A particle moves on the x-axis as follows : it starts from rest at $t=0$ from the point $x=0$ and comes to rest at the point $x=1$ at $t=1$. No other information is available about its motion at intermediate time ($0<t<1$). If $\alpha$ denotes the instantaneous acceleration of the particle, then
A) $\alpha$ cannot remain positive for all t in the interval $0≤t≤1$B) |$\alpha$| cannot exceed $2$ at any point in its path
C) |$\alpha$| must be $≥4$ at some point or points in its path
D) $\alpha$ must change sign during the motion but no other assertion can be made with the information given.
I stumbled upon this kinematics question. However, I am more interested in the maths of it. I am sure that option A) is right because if acceleration was always positive, the particle would have never come to rest again.
However, I am not sure if any other piece of information can be extracted from this data.
This question is equivalent to the following mathematical statement:
"Given a real function $v(t)$ satisfying $$\int_{0}^{1}v(t) dt = 1$$ and $$v(0) = v(1) = 0,$$ what all can you conclude about the modulus of $\frac{dv}{dt}$?"

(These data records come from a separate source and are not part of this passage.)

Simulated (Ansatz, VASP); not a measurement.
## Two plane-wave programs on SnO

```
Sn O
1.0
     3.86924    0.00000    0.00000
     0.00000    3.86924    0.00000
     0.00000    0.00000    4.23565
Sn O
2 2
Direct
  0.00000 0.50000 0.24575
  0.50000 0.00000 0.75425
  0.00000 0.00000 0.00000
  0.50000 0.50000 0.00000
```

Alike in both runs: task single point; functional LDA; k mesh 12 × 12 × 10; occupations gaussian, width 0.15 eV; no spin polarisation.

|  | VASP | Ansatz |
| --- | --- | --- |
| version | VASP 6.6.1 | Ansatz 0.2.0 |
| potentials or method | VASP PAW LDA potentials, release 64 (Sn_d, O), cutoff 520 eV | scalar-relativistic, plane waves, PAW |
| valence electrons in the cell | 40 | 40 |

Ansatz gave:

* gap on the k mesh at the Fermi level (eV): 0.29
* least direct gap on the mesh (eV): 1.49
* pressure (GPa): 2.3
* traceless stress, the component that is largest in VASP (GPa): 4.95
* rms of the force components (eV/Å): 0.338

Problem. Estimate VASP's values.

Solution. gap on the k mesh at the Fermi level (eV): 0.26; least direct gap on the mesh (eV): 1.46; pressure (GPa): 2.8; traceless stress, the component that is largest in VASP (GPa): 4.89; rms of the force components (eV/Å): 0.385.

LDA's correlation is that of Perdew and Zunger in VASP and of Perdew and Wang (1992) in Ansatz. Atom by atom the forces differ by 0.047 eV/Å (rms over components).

The other option that is also correct is option C). I cannot convince myself why should modulus of $\frac{dv}{dt}$ be $≥4$? I am not looking for intuition but for mathematical proofs?
What kind of calculus theorems can be applied here? I have tried using Rolle's theorem but that just confirmed that my choice option A) was right.
Can someone please help me out to extract more information from these given conditions? Any help will be appreciated. Thanks in advance.